Hans van Manen
Biography
Hans van Manen was internationally recognised as one of the grand masters of contemporary ballet. Including his works for television, he created more than 150 ballets, all of which bore his distinct signature. Clarity in structure, refined simplicity and an aversion to decorative frills formed the key elements of his extremely musical ballets, which always concerned human relationships without becoming anecdotal.
Van Manen received his first ballet lessons in the late 1940s from Sonia Gaskell, who engaged him in her group Ballet Recital in 1951. He went on to dance with the Netherlands Opera Ballet and Roland Petit’s Ballets de Paris. In 1955, he made his debut as a choreographer with Olé, Olé, la Margarita. His third creation, Feestgericht, received the State Award for Choreography. From 1960 onwards, Van Manen worked alternately with the two main dance companies of the Netherlands. After co-directing Nederlands Dans Theater for ten years, he became a resident choreographer—first with Dutch National Ballet (1973–1987), and then with Nederlands Dans Theater (1988–2003). From 2005, he once again held the post of resident choreographer with Dutch National Ballet.

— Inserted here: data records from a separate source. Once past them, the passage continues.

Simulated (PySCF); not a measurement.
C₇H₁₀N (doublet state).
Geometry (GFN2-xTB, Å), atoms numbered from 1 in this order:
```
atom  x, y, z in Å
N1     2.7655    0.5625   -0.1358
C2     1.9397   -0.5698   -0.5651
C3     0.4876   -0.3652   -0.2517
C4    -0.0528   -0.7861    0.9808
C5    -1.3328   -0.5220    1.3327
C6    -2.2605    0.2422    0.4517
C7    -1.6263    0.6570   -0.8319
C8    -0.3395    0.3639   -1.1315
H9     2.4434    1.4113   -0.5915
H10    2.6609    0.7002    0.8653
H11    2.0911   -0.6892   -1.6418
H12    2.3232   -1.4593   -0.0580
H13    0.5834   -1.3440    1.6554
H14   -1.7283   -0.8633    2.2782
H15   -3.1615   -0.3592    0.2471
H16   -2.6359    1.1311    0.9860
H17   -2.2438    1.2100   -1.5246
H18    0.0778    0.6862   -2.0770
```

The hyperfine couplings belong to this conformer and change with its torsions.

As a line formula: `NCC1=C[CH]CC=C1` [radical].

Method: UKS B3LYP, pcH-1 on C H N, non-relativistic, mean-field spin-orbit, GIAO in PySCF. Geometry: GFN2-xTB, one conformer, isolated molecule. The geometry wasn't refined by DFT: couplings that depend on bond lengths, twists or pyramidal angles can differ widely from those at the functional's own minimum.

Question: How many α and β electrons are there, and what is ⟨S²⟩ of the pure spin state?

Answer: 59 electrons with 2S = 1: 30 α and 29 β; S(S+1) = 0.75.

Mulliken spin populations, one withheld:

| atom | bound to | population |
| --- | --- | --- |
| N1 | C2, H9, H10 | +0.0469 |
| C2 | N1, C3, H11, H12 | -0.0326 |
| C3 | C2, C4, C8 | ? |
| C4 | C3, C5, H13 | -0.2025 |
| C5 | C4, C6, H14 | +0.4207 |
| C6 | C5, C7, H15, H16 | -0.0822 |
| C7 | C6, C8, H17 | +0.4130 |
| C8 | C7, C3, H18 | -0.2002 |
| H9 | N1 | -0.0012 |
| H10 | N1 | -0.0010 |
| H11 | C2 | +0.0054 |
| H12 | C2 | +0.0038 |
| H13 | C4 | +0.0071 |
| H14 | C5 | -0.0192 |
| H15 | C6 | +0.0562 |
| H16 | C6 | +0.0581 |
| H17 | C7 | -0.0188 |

In addition to being part of the repertoire of Dutch National Ballet, Nederlands Dans Theater and Introdans—the three Dutch ‘custodians’ of his works—his ballets were also danced by over ninety companies outside the Netherlands. Whenever one of his ballets was staged, he was intensively involved in the process. In the rehearsal studio, he had the final word in the interpretation of his work and added the finishing touches in his own inimitable way.
Van Manen’s most important ‘dance muses’ with Nederlands Dans Theater and Dutch National Ballet included (in chronological order) Gérard Lemaître, Marianne Sarstädt, Alexandra Radius and Han Ebbelaar, Coleen Davis, Rachel Beaujean, Fiona Lummis, Sol Léon, Sabine Kupferberg and Igone de Jongh. The many international stars with whom he worked included Anthony Dowell, Marcia Haydée, Natalia Makarova, Rudolf Nureyev, Ulyana Lopatkina and Diana Vishneva.
For his individual ballets and for his great contribution to the arts in general, Van Manen received numerous awards, including the Erasmus Prize, the Prix Benois de la Danse Life Achievement Award, the Grand Prix à la Carrière, the VSCD Oeuvre Prize and the German Musikpreis for his brilliant musicality. At the Hans van Manen Festival organised by Dutch National Ballet to celebrate his seventy-fifth birthday in 2007, the master choreographer was appointed a Commander of the Order of the Netherlands Lion. This was followed in 2017 by his appointment as a Commander of the French Ordre des Lettres et des Arts, and in 2018 King Willem-Alexander presented him with the Honorary Medal for Arts and Science of the Order of the House of Orange for his “enormous contribution to the arts in the Netherlands and to ballet in particular”.
From 2013, Van Manen was patron of the Dutch National Ballet Academy, and in 2015 he became a member of the Society of Arts. In addition to his work as a choreographer, Hans van Manen was also active as a highly successful photographer for over a decade. His photographic work was published in book form and presented at international exhibitions.